Here are my 2 sats:

Trusted

The issue here is how to quantify how much a user is trusted. You're now talking about a large effort of essentially human involvement or some algorithm that's ripe to be gamed.
Further, it sounds like this is pretty divorced from any Lightning/Bitcoin model of incentives.
This quickly descends into moderators etc. which is something I've been advocating for a while, at least in some weak form, and have received significant pushback on.

Trustless

I don't quite understand what you're proposing. Multiple people can stake the post and then receive back their sats? Is upvoting staking? How is upvoting different from staking? Or can you now have another option to 'stake' the post to bolster the post and then maybe get back sats depending on its upvotes?
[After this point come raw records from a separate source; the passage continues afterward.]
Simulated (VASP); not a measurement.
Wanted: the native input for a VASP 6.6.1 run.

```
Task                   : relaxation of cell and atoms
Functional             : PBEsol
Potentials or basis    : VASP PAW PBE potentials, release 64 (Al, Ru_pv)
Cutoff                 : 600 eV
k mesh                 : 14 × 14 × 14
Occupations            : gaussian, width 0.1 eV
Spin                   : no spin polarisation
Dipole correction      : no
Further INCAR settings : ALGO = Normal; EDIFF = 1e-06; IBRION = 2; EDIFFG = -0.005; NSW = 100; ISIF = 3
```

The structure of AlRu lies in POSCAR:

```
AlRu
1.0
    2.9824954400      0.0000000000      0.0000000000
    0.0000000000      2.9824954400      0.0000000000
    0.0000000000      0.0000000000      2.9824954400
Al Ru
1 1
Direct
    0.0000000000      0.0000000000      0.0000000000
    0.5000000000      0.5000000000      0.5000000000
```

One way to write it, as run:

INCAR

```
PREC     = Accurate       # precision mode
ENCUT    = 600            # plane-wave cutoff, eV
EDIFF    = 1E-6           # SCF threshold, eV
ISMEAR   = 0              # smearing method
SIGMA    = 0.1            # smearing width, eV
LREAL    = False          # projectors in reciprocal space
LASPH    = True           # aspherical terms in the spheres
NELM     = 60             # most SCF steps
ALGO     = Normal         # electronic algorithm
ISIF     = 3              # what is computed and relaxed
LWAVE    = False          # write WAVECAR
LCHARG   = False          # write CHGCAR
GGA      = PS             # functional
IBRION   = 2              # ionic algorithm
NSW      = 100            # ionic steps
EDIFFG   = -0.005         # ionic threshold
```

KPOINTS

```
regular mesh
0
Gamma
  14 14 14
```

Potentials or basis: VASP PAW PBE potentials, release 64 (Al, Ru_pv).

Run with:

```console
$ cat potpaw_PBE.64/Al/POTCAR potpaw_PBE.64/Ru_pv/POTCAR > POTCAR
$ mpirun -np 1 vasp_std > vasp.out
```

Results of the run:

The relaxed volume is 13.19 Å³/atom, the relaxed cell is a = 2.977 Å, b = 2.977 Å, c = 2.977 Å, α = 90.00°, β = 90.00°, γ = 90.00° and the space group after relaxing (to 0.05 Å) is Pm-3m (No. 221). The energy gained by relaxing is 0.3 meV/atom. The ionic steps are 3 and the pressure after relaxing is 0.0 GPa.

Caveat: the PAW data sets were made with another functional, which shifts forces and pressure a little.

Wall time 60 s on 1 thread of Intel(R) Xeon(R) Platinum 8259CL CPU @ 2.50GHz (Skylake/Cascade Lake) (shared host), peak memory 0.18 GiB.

Here's an off the cuff proposal:
Have upvoting be variable for each person, depending on how many posts they've like before.
For example, say I upvote a post by @koob (for 1 sat), now, the next time I upvote a post made by @koob, it will automatically give 2 sats, 3 sats for the subsequent one, etc.
This facility is automatically run in the background, can be changed by the user to either be turned off on an individual basis, on a global basis or otherwise be tweaked by the individual.
The idea is that this "builds in" a trust model, where people who submit quality content are then automatically given more "power/trust" to submit other content. Bots and the like that submit crap content might get some traction but not enough to overpower the trusted folks.
The ramp up might not need to be linear and one could imagine something like a logarithmic ramp up, with clear communication at each 'jump' in sat expenditure.
One could even imagine a 'trusted' user (ranked by the 'average' sat upvote they would receive for a post, say) having a higher default for upvotes as well.
These are all just "default" policies of the site that could be overridden and are only meant to guide "good" behavior. Anyone could dump a lot of sats into their account and then tweak their own default upvotes to mimic the same behavior.

I just want to remind you again that the point is not to eliminate spam, it's to make sure it's mitigated against and that any effort by spammers to abuse the system will make them pay.
One way to look at it is to try and fix arbitrage situations. If there's an avenue that spammers think will make them more money by some small expenditure of sats, then that's an arbitrage opportunity for them. The way to fix this from an economics perspective is to close that arbitrage opportunity so that any outlay of cash will not be recovered from the effort.
How are you noticing unwanted posts? What do they get out of it? My feeling is that an economic foil has to depend on the type of attack.
The issue here is how to quantify how much a user is trusted. You're now talking about a large effort of essentially human involvement or some algorithm that's ripe to be gamed.
Trust will always be violated or gamed on long time scales. I'd never argue we'll be able to create a perfect trusted system (Bitcoiners know this better than anyone). WoT might however provide a better, less gameable model than alternative trust models. Also, such a model would allow users to have their own WoT (where they are the source node of the graph) so that their feed is no longer a commons.
Multiple people can stake the post and then receive back their sats? Is upvoting staking? How is upvoting different from staking?
Upvoting and staking would become the same thing. Every sat put into a post would go into a pot with the sats from other posts, then get distributed to all stakers at some interval depending on how well the posts do.
How are you noticing unwanted posts? What do they get out of it? They are low quality, promoting something, or are off topic. They get the attention of users.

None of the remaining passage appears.